Right to Buy 2: the policy with next to no friends anywhere

Former head of the civil service Lord ‘Sir Bob’ Kerslake has become the latest in the swelling mob of voices to express reservations about the proposed extension of the Right to Buy.

One of his central concerns about the proposed extended schemes is – as we’ve said before – that it doesn’t do anything about housing supply and the numbers just don’t seem to add up. In case there were any doubts about the strength of his reservations, he’s described the policy as “fundamentally wrong-headed” and wrong in principle and practice.

It’s punchy stuff, particularly from the man who ran DCLG when the Right to Buy was extended in 2012. After all, he’s seen the books and should know what he’s talking about.

Everyone expected there to be some vociferous opposition to the extension of Right to Buy to housing associations. It has, ever since its introduction in the early eighties, been a divisive policy. But what’s most surprising is the breadth of voices that, like Lord Kerslake, have joined the anti camp since the Conservatives announced the policy. Opponents now include commentators for the FT, Spectator, Telegraph and Sunday Times; and organisations from the British Property Federation, Savills and JLL to the Institute of Fiscal Studies.

If these voices could be said to be singing from the same song sheet, they are definitely not all from the same choir. And it’s enlightening to see their different angles on why Right to Buy 2 makes bad policy.

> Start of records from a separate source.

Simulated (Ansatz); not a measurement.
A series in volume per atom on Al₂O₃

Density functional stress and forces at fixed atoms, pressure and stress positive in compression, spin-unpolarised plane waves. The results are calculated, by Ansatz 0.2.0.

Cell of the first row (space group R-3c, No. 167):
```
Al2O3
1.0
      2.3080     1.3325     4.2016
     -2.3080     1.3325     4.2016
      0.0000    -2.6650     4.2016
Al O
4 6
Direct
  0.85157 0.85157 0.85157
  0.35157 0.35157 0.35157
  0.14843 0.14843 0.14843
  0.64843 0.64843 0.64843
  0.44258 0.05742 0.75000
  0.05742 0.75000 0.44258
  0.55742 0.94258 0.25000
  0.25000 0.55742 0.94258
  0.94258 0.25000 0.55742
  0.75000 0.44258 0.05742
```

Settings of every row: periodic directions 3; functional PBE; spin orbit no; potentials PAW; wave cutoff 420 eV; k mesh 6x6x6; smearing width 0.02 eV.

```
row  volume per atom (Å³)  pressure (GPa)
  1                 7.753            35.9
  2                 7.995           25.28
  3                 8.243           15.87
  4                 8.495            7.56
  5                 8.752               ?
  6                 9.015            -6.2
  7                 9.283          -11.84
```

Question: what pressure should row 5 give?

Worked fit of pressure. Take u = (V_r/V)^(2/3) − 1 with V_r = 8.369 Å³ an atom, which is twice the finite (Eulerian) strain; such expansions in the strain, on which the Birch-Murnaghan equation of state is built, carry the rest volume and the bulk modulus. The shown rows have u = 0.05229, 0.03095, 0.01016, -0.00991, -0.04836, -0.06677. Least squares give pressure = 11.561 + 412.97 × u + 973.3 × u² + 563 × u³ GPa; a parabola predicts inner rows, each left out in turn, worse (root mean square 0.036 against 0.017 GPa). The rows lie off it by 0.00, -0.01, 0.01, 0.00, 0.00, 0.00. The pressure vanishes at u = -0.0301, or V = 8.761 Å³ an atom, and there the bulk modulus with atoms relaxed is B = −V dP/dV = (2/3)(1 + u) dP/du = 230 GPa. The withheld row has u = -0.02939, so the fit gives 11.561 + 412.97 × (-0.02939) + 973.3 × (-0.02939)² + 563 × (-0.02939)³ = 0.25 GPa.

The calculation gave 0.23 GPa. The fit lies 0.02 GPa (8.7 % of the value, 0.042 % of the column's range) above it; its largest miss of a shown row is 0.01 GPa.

So, being a fan of a list, I’ve brought the most notable of this unlikely coalition together in the table below, along with a summary of what they’ve said. Leave a comment below if you reckon I’ve missed out anyone who deserves a mention and I’ll rectify the omission.

Who? What have they said?
Lord Kerslake, Chair of Peabody, former head of the civil service and Permanent Secretary at DCLG It’s “a fundamentally wrong-headed” and wrong in principle and practice.
Legal & General Chief Executive Nigel Wilson That they agree with Lord Kerslake (skip to 1 hour and 20 minutes in)
National Housing Federation “This policy is not a genuine solution to our housing crisis. An extension to the Right to Buy would mean that housing associations are working to keep pace with replacements rather than building homes for the millions stuck on waiting lists. At a time when we need to be increasing the overall amount of social housing, it is like trying to fill a bathtub with the plug taken out.”
Institute of Economic Affairs That “it fails to address the real problem, which is the UK’s chronic lack of homes”
Ross Clark, The Spectator “The policy, hastily put together in the early stages of the election campaign, was roundly condemned from across the political spectrum.”
Martin Wolf, Financial Times It “is worse than a crime; it is a blunder.”
Dominic Lawson, Sunday Times “Any good Tory can surely see that this right to buy is wrong.”
Institute of Fiscal Studies Given this uncertainty, and the coalition’s less-than-impressive record in delivering replacement social housing under the existing Right to Buy, there is a risk that these policies will lead to a further depletion of the social housing stock – something the proposal explicitly seeks to avoid.
Chartered Institute of Housing It is “not going to tackle the housing crisis” and “could make things worse for people on lower incomes who are already struggling to access a decent home at a price they can afford.”
Savills “There is no certainty that receipts from sales of local authority homes would be as high as projected. It is also not clear at this stage what would happen if receipts are not as high as expected.”
Jones Lang LaSalle “Right to Buy benefits a select few while condemning the vast majority to longer waiting lists and fewer choices. At a time when we are building barely half the homes this country needs, we need a Government that is interested in genuine solutions to the housing crisis rather than cheap vote-winners.”
British Property Federation It “will limit the amount of finance housing associations can generate to fund and build new homes. It said this could have a negative impact on housing associations’ ability to invest in estate renewal and so would make it harder to get urban regeneration schemes underway.”
Camden, Islington and Haringey councils “We’ll see a fall in the number of council lettings, which in turn will push up private rents even further, particularly in outer London boroughs”
Julia Hartley Brewer, The Telegraph It’s “dumb, economically illiterate and – even worse – morally wrong.”
Unknown Conservative parliamentarians Unknown, but apparently something behind the scenes.
Moody’s “The extension of Right to Buy to housing associations will fundamentally change the business model of traditional housing associations”
Fitch “registered providers’ borrowing capacity could be constrained as the their balance sheets would weaken and the value of their available housing assets pledged for borrowings would decrease. This would constrain the RPs’ overall capacity to borrow even though the need for social housing is high due to strong demand across the country”
Standard & Poors “There is a very real danger to the financial stability of the sector arising from this proposal”
Association of Mortgage Intermediaries “The plan to give tenants the right to buy might be one of the most misguided election pledges. The money paid by the owner will rarely be enough to allow the asset to be replaced and will diminish the stock available to those who really need help.”
Andrew Montlake, Director, Coreco Group “Given that the Right to Buy scheme to date has not led to an increase in, or even a like-for-like replacement of, social housing, it is difficult to believe this time will be any different.”
Kate Barker, former Bank of England Monetary Policy Committee member and author of the Barker Review “Why should this group get a significant subsidy but the really poor get the bedroom tax and many in the private rented sector struggle to save for a deposit?”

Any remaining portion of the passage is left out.